Federal Bank Regulator Reprimands Illinois: New Interchange Law Is “Misguided” and “Unlawful”

Oct 7, 2024

OCC in amicus brief says IL measure is “ill-conceived, highly unusual, and largely unworkable,” “threatens to fragment and disrupt” America’s banking system

Last week, the Office of the Comptroller of the Currency (OCC) became the latest party to raise concerns in a lawsuit against the Illinois Interchange Fee Prohibition Act (IFPA). In a rare amicus brief, the OCC urged the U.S. District Court for the Northern District of Illinois to invalidate the law, arguing the measure threatens the stability, uniformity, and efficiency of America’s banking system.

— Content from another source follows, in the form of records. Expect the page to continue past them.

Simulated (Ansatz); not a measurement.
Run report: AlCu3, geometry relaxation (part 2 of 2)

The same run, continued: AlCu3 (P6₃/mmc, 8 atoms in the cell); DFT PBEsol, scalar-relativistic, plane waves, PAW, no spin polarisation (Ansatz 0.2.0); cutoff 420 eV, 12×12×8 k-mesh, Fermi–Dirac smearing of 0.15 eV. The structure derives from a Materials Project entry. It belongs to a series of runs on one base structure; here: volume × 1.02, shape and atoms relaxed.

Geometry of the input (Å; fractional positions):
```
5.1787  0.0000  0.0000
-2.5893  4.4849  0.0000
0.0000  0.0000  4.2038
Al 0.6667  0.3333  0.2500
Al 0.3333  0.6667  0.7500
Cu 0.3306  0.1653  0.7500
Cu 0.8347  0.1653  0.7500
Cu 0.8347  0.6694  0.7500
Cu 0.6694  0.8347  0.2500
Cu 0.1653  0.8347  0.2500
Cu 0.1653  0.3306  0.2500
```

As the agency responsible for overseeing the business of banking and upholding National Bank Act, which serves as the cornerstone of our financial system, the OCC wrote:

“The Illinois Interchange Fee Prohibition Act, H.B. 4951, Section 150 (“IFPA”) is an ill-conceived, highly unusual, and largely unworkable state law that threatens to fragment and disrupt this efficient and effective system. Although the IFPA’s requirements are vague and ambiguous in many respects, this much is clear: the IFPA prevents or significantly interferes with federally-authorized banking powers that are fundamental to safe and sound banking and disrupts core functionalities that drive the Nation’s economy. In short, the IFPA constitutes both bad policy and an unlawful interference with federally granted powers.”

The OCC went on:

“The national bank powers infringed upon by the IFPA are of fundamental importance to maintaining a safe and sound banking system. […] Interchange fees play a vital role in enabling banks to protect against fraud, cover the costs of transaction processing, and provide other valuable consumer services. If the interchange fee prohibition provision in the IFPA is not invalidated, it will erode this essential infrastructure, leaving national banks with extraordinary operational burdens that likely will be passed on to consumers in the form of higher fees, reduced services, and weakened fraud protection.”

If the IFPA is not enjoined and invalidated, it may well trigger a domino effect of other states and localities enacting similar laws, thereby creating a fractured, highly inefficient, and unworkable payment system that would materially affect interstate commerce. The result would be an unmanageable patchwork of state laws that undermine the uniformity necessary for the smooth and effective functioning of the national payment system. “

As news outlets reported, the OCC’s engagement is significant:

“While the law is set to take full effect July 1, 2025, TD Cowen analyst Jaret Seiberg said the agency’s brief could bolster the likelihood a federal judge temporarily blocks the law from taking effect as the case continues.”

 American Banker

“In a court filing late Wednesday, the Office of the Comptroller of the Currency blasted the first-of-its kind Illinois law as an ‘ill-conceived, highly unusual, and largely unworkable state law that threatens to fragment and disrupt’ the nation’s banking system. The OCC urged the judge to stop the Illinois law, arguing that the state’s new restrictions on interchange fees are preempted by federal banking laws.”

POLITICO

“The OCC warned that allowing the Illinois law to stand could lead to a “domino effect” of other states following suit. ‘The result would be an unmanageable patchwork of state laws that undermine the uniformity necessary for the smooth and effective functioning of the national payment system,’ the OCC said.”

Bloomberg

The OCC’s amicus brief comes on the heels of another notable amicus brief from the American Free Enterprise Chamber of Commerce’s Center for Legal Action (CLA), which focuses on combatting administrative overregulation both through agency proceedings and in litigation. As Machalagh Carr, Director of CLA and former general counsel and chief of staff to U.S. House Republican committees and leadership offices, wrote:

“Left unchecked, the IFPA would not only inflict untold consumer harm in the form of increased fees, but also take the nation backwards to a Civil War era patchwork banking system marked by instability and confusion. For more than a century and a half, the nation has benefited from the National Bank Act and its ensuing uniformity and stability. Now politicians in the land of Lincoln are seeking to unwind this progress and damage banks, their customers, and the economy in the process.”